Introduction#

We naturally think in a causal way. If we understand the logic behind causal thinking, we could emulate it on modern computers, and create an “artificial scientist”.

“Lucky is he who has been able to understand the causes of things” Virgil, 29 BC.

Data is not enough for causal inference work.

Causal inference has two parallel approaches:

  1. Causal diagrams (directed acyclic graphs)

  2. Symbolic language for mathematical approach

These approaches should make clear what assumptions are being made, and what questions are being asked.

The causal model should depict (qualitatively and/or quantitatively) the process that generates the observed data.

An example of the symbolic language, for asking how a drug, D, affects lifespan, L, is:

\(P(L | do(D))\), with a control group of \(P(L | do(not D))\)

The do operator signifies that we are dealing with an intervention.

The inference engine#

A blueprint of an inference engine is shown above. Such an engine needs three kinds of input:

  1. Data

  2. Assumptions (often come from prior knowledge, which is simplified/structured into assumptions)

  3. Queries (such as \(P(L | do(D))\))

The causal model may be in several forms, such as:

  • Causal diagram

  • Structure equations

  • Logical statements

The causal model aims at mimicking the processes that lead to the data, and can be tested for “degree of fitness” - the degree to which the data are compatible with the model’s assumptions.

It produces three kinds of output:

  1. A yes/no on whether a query can be answered under the current causal model, assuming sufficient data.

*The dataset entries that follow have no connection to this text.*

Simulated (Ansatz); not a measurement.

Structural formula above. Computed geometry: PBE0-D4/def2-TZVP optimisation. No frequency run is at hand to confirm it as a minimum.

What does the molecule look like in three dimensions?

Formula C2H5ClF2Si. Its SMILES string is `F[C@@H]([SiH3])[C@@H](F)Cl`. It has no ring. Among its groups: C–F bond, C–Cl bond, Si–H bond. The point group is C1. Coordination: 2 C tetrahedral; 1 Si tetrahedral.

  2. An Estimand (‘that to be estimated’) - the mathematical formula for generating the answer from the input data. For example \(P(L | do(D))\) may be estimated by conditioning \(P(L|D)\) on other variables, \(Z\), as in \(P(L | D,Z).P(Z)\). The estimand is the assumed mathematical causal model.

  3. An Estimate of the causal effect in question (we should also look for uncertainty due to sampling).

Some questions may not be answered, such as if we know variable \(Z\) affects both \(D\) and \(L\), but we have no measurement of \(Z\). In such a case we may need to say the causal effect cannot be answered, or can only be answered by making a simplifying assumption that the effect of \(Z\) is negligible.

Data#

The causal model should ideally be produced before collecting data (and deciding what data to collect). The estimand can be designed before data is collected.

Causality in plain English#

“We think of a cause as something that makes a difference, and the difference it makes must be the difference from what would have happened without it” (David Lewis, putting counter-factuals at the heart of our intuition about causality).